DNS traffic is especially well-suited for botnet detection; this has been the subject of many research papers featuring case studies with impressive results.
One of the very first models we built was a simple classifier using a dozen network and lexical features inspired by these papers. And its performance was impressive out of the box. False positives were nonexistent.
A paper that was presented recently at IFIP TC11 caught our attention. Called “Mentor: Positive DNS Reputation to Skim-Off Benign Domains in Botnet C&C Blacklists” by Nizar Kheir, Frederic Tran, Pierre Caron, and Nicolas Deschamps, the paper describes creating a model to identify false positives in a list of command and control domains, using the whois data, the popularity and the HTML code on the first page of the website. In the specific case study described in the paper, this classifier performs extremely well — perhaps too well.
However, when our research team applied this model to our global, real-world data set, it did not perform well. We discovered that the model was overfitting the data, because the writers used the Alexa Top Sites list, which contains the most popular websites. This presented skewed results because they overfit the sample lists.
To understand why these models did not perform well on real world data, we have to look at how the models were trained and tested.
Training and testing a classifier requires a set of domain names assumed to be malicious, as well as a set of domain names assumed to be benign. Public feeds, lists and services are typically used to build the malicious data set.
However, building a list of domains believed to be benign is more challenging. A common practice is to assume that popular websites are likely to be benign, and thus many researchers use Alexa top sites to constitute the benign training set. Alexa is a fantastic service, and offering a list of top 1,000,000 websites for free has proven to be very valuable to many studies and projects — however, it might not be the best choice for building classifiers based on DNS data. Domain names are used for more than websites. Mobile applications, APIs, mail servers, are not necessarily present in the Alexa list, yet they can’t be ignored.
For example, we are observing a massive amount of DNS queries for these domain names even though they are missing from the Alexa list:
- windowsupdate.com (Microsoft Windows update service)
- trafficmanager.net (Microsoft Azure Traffic Manager)
- adobetag.com (Adobe Analytics platform)
- samsungosp.com (Samsung push server API)
Domains from the Top Alexa list also tend to have very distinctive features. They typically use a dedicated hosting infrastructure, services are well-separated, domain names have been registered for a long time, and they are popular by different metrics (e.g. traffic, client diversity, back links, page rank).
In contrast, traditional command and control servers tend to use hosting services or run different services on the same host. They frequently use newly registered domains, and very few, if any, references to traditional command and control servers are observed on other websites.
In this context, a classifier leveraging some of these features is bound to perform extremely well, until tested with non-Alexa domains, as well as compromised domains. Domain names not present in the Alexa list of most popular domains are not necessarily malicious. And fortunately, the vast majority is not.
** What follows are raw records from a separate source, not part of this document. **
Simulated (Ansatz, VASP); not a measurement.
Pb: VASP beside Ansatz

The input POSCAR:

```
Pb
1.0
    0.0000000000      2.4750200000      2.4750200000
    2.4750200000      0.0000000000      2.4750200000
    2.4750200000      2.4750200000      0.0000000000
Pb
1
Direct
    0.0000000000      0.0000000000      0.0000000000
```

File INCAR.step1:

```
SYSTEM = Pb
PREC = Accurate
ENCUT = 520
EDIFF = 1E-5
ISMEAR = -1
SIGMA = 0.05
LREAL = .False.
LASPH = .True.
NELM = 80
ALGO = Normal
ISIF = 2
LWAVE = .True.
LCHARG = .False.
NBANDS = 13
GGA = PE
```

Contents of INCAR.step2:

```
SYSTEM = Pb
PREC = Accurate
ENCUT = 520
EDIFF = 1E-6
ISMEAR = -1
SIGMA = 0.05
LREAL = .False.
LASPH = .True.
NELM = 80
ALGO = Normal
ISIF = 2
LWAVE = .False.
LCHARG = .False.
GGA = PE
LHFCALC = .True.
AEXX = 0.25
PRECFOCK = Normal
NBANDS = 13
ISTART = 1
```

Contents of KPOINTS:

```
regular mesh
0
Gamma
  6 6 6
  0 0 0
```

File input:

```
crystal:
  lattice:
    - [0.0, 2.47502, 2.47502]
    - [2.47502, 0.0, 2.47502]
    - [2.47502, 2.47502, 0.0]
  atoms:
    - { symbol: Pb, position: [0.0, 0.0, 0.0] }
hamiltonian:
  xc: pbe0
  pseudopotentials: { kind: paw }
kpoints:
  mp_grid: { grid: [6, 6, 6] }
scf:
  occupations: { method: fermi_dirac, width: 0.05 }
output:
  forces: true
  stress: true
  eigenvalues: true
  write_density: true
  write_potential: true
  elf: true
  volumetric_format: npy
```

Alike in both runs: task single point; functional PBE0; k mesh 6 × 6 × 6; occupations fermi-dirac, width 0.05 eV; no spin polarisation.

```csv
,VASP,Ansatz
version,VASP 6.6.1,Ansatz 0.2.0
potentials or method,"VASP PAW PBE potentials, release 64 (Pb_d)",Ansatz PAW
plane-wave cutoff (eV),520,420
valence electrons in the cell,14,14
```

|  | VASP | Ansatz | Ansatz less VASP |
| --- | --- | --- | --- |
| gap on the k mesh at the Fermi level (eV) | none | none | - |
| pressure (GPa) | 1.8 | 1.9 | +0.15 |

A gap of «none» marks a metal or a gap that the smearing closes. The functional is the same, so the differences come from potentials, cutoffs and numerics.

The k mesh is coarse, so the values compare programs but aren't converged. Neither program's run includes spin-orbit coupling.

Thus, training and testing classifiers and reputation systems using non-Alexa domains is critical to performing a real-world evaluation of a model.
Unfortunately for the research community, there are not many public alternatives to Alexa. Quantcast also offers a high-quality list of top sites for free, but the same caveats of selection bias apply.
Since 2009, OpenDNS has been providing a high-quality list of phishing sites for free. The Phishtank database is constantly being updated. It can be downloaded in different formats and is trusted by many research projects, products, and services.
Today, we are thrilled to announce the public availability of two new public domain lists for researchers.
The OpenDNS Top Domains List is the top 10,000 domain names our resolvers all over the globe are receiving queries for, sorted by popularity. The popularity is defined as the number of unique client IPs having looked up a domain over a 1 hour period. Domain names that we flagged as being used to serve or control malware are removed from the list.
The OpenDNS Random Sample List is a random sample of 10,000 domain names. Similar to the OpenDNS Top Domains List, domains that we flagged as suspicious are not present in the list, that can be used as a benign data set.
Both lists are in public domain, available on Github, and are automatically updated weekly.
They are not meant to replace other public lists in any way. The Top Domains List, in particular, is solely based on DNS queries and doesn’t reflect the popularity of websites.
However, these lists have been useful to train, test and improve our own models, and by sharing them, we hope that other researchers will find them a useful addition as well.